Where does Cleveland's voice come from?
I met a guy playing basketball and he just talked like that, and I started talking like that. That was the first season of Family Guy. Almost all of the characters that I've created are based on someone that I've met or someone I know. Then you just take an element and add an element that they would never do. Like Herbert, the old man on Family Guy, he's a sweet old guy I worked with at a grocery store, and then one joke in the Family Guy writers' room, and he became a paedophile. So it's generally something I've heard, and then you just start running with it.
So did you fashion it on a black voice?
Yeah, the guy was black and that's how the character was drawn. No one of color has had a problem with it. People will offer up: ‘I've heard white people complain about this but I've got no problem.’
There was one writer right before we premiered who said we were taking the jobs away from black actors. I'm like: ‘First of all, you haven't seen the show. We're not making fun of black people. We're making fun of everyone. And most of our cast is African-American.’
I'm not racist. If something doesn't feel right, I'm not going to do it. I'll often defer to cast members or writers who are African-American. I'll say, ‘Is this cool?’ And even if some of them say it's cool I need to make that call at the end of the day. So I'm being as responsible as I can with the role.
Has the guy you played basketball with ever come back?
I get asked that too. I have no idea who he is. I met him one day at a playground and just couldn't get his voice out of my head.
Do you feel you can be current enough? Sometimes when you speak to the Simpsons writers, they think that their production time takes so long…
Same thing. And with Family Guy as well. I think that works to our advantage in the long run because if you watch an episode of Cleveland in five years, it's not going to feel dated, whereas there's no way you can watch a Saturday Night Live from five years ago and not feel like you're getting dragged back in time. But yeah, if something is funny enough and we're at the end of our process we still could have thrown in some current reference if we had the right animation and just changed the mouth or something. But we don't feel too compelled to do that.

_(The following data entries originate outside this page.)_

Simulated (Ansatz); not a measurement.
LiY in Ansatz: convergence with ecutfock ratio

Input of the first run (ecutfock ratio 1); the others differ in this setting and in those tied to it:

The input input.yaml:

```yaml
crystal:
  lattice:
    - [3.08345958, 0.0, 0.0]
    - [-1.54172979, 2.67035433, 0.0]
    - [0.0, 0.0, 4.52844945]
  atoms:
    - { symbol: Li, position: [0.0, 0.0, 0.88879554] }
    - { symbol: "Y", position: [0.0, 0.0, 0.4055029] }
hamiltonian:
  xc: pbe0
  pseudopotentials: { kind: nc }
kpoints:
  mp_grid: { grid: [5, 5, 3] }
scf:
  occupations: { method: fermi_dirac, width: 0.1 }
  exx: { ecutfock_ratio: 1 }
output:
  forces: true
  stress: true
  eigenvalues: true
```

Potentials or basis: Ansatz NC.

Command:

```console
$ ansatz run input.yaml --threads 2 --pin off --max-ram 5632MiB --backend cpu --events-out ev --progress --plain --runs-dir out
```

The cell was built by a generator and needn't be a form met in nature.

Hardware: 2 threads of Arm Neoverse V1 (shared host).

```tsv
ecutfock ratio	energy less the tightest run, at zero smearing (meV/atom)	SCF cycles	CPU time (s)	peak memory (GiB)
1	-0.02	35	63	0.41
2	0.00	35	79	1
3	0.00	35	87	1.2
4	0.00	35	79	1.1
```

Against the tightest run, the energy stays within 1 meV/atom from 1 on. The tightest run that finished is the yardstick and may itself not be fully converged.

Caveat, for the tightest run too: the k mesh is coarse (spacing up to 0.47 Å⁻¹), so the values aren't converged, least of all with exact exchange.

How long does it take for an episode?
Ten months. There's a little bit of cushion there, but it’s ten months from start to finish.
What do you think is the secret behind this sort of factory that makes American Dad, The Cleveland Show and Family Guy
It's cliche, but Family Guy, I think, is funny because it says usually very inappropriate things with a kernel of truth to them. As far as our show goes, I think there's enough of that sensibility where we’ll go there a little bit and have a celebrity joke or an off-colour bathroom joke, but with us, there's a bit of sweetness to it. I think Family Guy was a little ahead of its time and then right on its time as far as the internet and everything else goes. Just those little sound-bite gags. That is the most sound-biteable show I can imagine. But I think it's having a kernel of truth, being willing to go there, and the format.
Now Richard Appell, the former Simpsons writer who is now executive producer of The Cleveland Show, tells us more about the show and the issues it raises:
So how does working on The Simpsons compare to this?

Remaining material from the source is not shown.